I took it that way. He was trying it out, and also, in his heart, he believed it to be true.

Another day he said, “Can you meet me in Kensington?”

I said yes, and met Vidia at the appointed place, a crimson telephone booth on a side street.

“Please make a phone call for me,” he said.

Following his instructions, I dialed the number, made the call, and asked for a certain woman; I had made no comment when Vidia told me the woman’s name was Margaret. She was summoned to the phone by the man who had answered me in a chilly voice, as though he suspected the ruse. I told Margaret that Vidia would call at a particular time.

“It’s much too boring to explain,” Vidia said after I hung up.

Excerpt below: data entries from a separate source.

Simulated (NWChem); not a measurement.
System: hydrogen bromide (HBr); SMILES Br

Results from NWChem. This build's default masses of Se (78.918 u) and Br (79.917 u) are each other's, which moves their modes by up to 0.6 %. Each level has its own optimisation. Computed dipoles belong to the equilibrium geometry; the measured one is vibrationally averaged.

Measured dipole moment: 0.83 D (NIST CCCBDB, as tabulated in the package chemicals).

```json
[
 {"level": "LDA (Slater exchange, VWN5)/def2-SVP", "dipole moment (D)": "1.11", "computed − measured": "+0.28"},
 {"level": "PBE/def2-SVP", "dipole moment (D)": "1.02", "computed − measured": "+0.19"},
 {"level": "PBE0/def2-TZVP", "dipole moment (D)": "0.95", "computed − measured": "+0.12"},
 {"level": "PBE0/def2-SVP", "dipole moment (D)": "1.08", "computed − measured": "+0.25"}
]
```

He did not have to explain. It was no mystery to me that such a wonderful writer could speak of his present work as Major, and be a guest at Garden Party at Buckingham Palace (The Lord Chamberlain is commanded by Her Majesty to invite…), and the next moment would implore me like a child to dial a telephone number, because — surely? — he feared his own undisguisable voice might provoke an unwelcome reaction. He didn’t want to be told off. He was human.

Now I knew, as only a friend can, that for all his apparent strength, he could also be weak and unsure, and even unfair, with a coldly sarcastic streak. He looked at the populous continent of Africa and said, “Bow-and-arrow men!” or “Cuffy!” He glanced across the English Channel at Holland and said, “Potato eaters!” He frowned at the whole of the Middle East and grunted, “Mr. Woggy.”

But he had also written subtly of Africa, and appreciatively of Europe, and as for the Middle East, he had written an entire book about Islam. So, while I tried to see him clearly, I kept from judging what I did not understand.

At its most profound, friendship is not a hearty, matey celebration of linked arms and vigorous toasts; it is, rather, a solemn understanding that is hardly ever discussed. Friends rarely use the word “friendship” and seldom speak of how they are linked. There is a sort of trust that is offered by very few people; there are favors very few can grant: such instances are the test of friendship. With your ego switched off, you accept this person — his demands, his silences — and it is reciprocal. The relationship does not have the hideous complexity of a family’s sibling rivalry — that struggling like crabs in a basket. Nor does it have the heat of romantic love or the contractual connection of marriage. Yet a sympathy as deep as love springs from the moment you detect any disturbance or intimation of inadequacy in this other person. You take the rest on faith. It is not belief but acceptance, and even a kind of protection.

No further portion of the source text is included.